Digging Up the Marrow (2014)
★ / ★★★★
William Dekker (Ray Wise), a retired private detective, contacts filmmaker Adam Green (playing himself) and claims he has found something that might be of great interest: an entrance to a world underneath our own where monsters live, a metropolis that mirrors our own in many ways. Green and his camera man, Will Barratt (also playing himself), visit Dekker in his home and conduct an interview because they believe that this man, whether or not he is telling the truth, is likely to be a great subject for their next film.
“Digging Up the Marrow” is the writer-director’s worst film to date. Although the premise has a lot of potential, teeming with colorful and energetic people with whom Green actually works with, the material is a bore to sit through. It consists of a lot of talking rather than a consistent attempt to find what makes this specific story worth telling. With a running time of less than ninety minutes, we get only about five to ten minutes—if that—with actual monsters on screen. Much of the picture is fat that needs to be trimmed.

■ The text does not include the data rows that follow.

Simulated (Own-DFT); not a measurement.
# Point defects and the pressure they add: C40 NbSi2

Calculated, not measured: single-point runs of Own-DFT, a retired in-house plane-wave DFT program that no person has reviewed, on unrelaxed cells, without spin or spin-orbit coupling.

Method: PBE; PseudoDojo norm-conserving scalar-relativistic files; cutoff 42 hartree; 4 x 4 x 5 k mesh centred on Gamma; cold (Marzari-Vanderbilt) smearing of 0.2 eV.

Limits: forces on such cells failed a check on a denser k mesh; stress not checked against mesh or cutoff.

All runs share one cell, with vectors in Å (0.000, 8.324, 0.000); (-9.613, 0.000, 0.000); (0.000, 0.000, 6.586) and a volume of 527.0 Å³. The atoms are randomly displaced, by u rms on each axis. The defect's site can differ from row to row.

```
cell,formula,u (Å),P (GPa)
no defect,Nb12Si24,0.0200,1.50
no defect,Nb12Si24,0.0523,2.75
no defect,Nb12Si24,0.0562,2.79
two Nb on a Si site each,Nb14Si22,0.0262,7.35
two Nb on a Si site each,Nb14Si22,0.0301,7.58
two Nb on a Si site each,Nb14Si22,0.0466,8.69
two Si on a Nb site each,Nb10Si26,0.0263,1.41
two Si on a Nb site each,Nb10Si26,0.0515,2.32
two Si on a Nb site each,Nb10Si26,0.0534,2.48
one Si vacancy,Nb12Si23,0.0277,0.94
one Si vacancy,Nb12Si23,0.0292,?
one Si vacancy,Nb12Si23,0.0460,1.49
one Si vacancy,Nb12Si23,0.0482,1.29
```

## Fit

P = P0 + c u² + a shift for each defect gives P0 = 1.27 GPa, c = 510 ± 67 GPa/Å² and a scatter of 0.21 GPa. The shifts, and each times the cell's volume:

Green is not a bad actor. He is himself and yet he is playing a version of himself. I enjoyed that the character is an ordinary guy who happens to have a bit of talent behind the camera. When he speaks, we believe that he loves horror movies and everything about it, from behind-the-scenes makeup application, actually shooting a scene, to looking at potential scenes that could make it onto the final cut. For a person who leaves and breathes horror, it is most curious that Green’s film lacks something special.
Part of the reason is its unwillingness to answer the obvious questions or to give the audiences exactly what they want. There is a hole in the ground that serves as an opening to a world of curious-looking monsters. The only time that we get to see inside is during the penultimate scene. Worse, shaky cam is employed to create a semblance of realism. Green writes and directs the film and it is most frustrating that we are not given the chance to see or experience the horrors that hide inside the portal. As time trickles away, so is our hope that the movie is going to get much better.
The material is unable to break out of its faux-documentary conceit. Horror is highly effective when it offers a lot surprises. Here, it appears as though the only neat trick involves Green’s self-awareness. Humor is sprinkled throughout but the freshness wears off quite quickly because there is a lack of balance between comedy and horror. We expect to be scared or be surprised, at least once in a while, but instead we are given dialogue that—though it sounds realistic—doesn’t command intrigue. It feels and sounds flat, far from cinematic, neither visually nor emotionally engaging.
“Digging Up the Marrow” is bottom-of-the-barrel stuff. From someone who wrote and directed “Hatchet” and “Frozen,” we should at least feel a modicum of effort emanating from the screen. Without Green’s name attached to the film, one might have guessed that this effort would have been from a first-time would-be writer-director who doesn’t really have the passion for making horror films but decided to make one anyway because it is cheap to make.